EFF Gauteng chairperson Mandisa Mashego is the first woman in the party to be elected as a provincial leader.
EFF Gauteng chairperson Mandisa Mashego is the first woman in the party to be elected as a provincial leader.
Image: Thulani Mbele

Newly appointed Gauteng EFF chairperson Mandisa Mashego says she was born a radical.

After her election at the beginning of this month, Mashego is the only woman provincial leader in the party.

Born to a Xhosa mother who had a white father, she says her mom was fairly light in complexion and classified as "mixed race".

Because of her skin colour, she was ostracised but also had certain privileges not allowed for ordinary black people.

"My parents could never get married. We would travel to Eastern Cape and sneak onto first class where she would sit. But I had to cover my head so I wouldn't be seen.

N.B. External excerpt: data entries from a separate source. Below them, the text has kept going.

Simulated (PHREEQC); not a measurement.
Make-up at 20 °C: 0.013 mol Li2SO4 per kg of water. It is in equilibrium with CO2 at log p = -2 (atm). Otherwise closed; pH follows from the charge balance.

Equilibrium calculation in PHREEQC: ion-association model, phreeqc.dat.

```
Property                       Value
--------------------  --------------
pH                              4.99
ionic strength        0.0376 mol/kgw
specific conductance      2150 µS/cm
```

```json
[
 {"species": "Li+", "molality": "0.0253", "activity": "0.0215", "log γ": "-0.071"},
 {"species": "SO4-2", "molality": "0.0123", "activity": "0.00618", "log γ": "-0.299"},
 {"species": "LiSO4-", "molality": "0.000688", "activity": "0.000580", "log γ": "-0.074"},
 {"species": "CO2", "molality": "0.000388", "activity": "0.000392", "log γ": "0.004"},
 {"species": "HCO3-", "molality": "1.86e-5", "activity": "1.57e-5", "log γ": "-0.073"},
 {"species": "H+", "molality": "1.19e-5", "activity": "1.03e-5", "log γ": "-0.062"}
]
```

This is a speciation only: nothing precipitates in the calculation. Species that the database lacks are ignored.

"At times police would stop her and ask whose child I was - because I was much darker when I was younger. I was exposed to racism at a very young age, being called a k###@. I grew up believing I was inferior to my mother because of society," says Mashego.

Born in King Williams Town, Eastern Cape, and raised in the rural village of Mayfern near Mbombela, Mpumalanga, the 45-year old says her father had a huge influence on her passion for politics.

"He was a man who beat up white men back in apartheid days. He taught me the art of defiance. I also had cousins and uncles who were all involved in the Struggle. I was a teen handing out pamphlets at the forefront of protests. But my mom, who wasn't political, would drag me home," she reminisces.

She remembers her dad teaching her and her three sisters about Winnie Madikizela-Mandela, and how, at five years old, she was excited to see the "leader" when Madikizela-Mandela came to their townships.

"I saw her as this phenomenal being. A woman ahead of her time," Mashego said.

Mashego also credits Nelson Mandela for her political journey. "I always believed in equality. I joined the ANC as a young girl because, like the rest of the country, I believed in the Freedom Charter."

She soon spread her wings to KZN where she went to study
B-Tech in public relations from the Durban University of Technology, and worked in the public relations corporate field.

"I job-hopped a lot, deliberately so, because I was taught that as a black person being complacent would take me nowhere."

Along the way she realised how unfair the world was but was never scared to speak out against injustice aimed at blacks, especially black women.

"At various organisations I questioned why white people with a mere standard six were allowed to progress. I once went for an interview and felt like I was being hired for affirmative action. I insisted they hire me only if they were confident I could do the job, I'm not a token appointment," she says.

Mashego says she joined the EFF because they stood for what she believed in - the Freedom Charter, and that was enough for her to join the movement.

"I left the ANC in 2012 because I felt they lost the plot, I was not going to get involved with any party again but I was persuaded to especially take this position."

Her aim is to increase the party's voters by 1.5 million as well as educate people on why the EFF exists and what they stand for.

"We have the poor at the core of our beliefs. We want to fight for their rights. Equal rights - a model based on socialism and not a capitalist society."

Outspoken and feisty, Mashego's daughter is 24 and she says she never needed a man to feel complete.

"I chose to be a single parent. I am still not married and I never had more children simply because it's rough. My family and friends assisted with co-parenting my daughter," she says.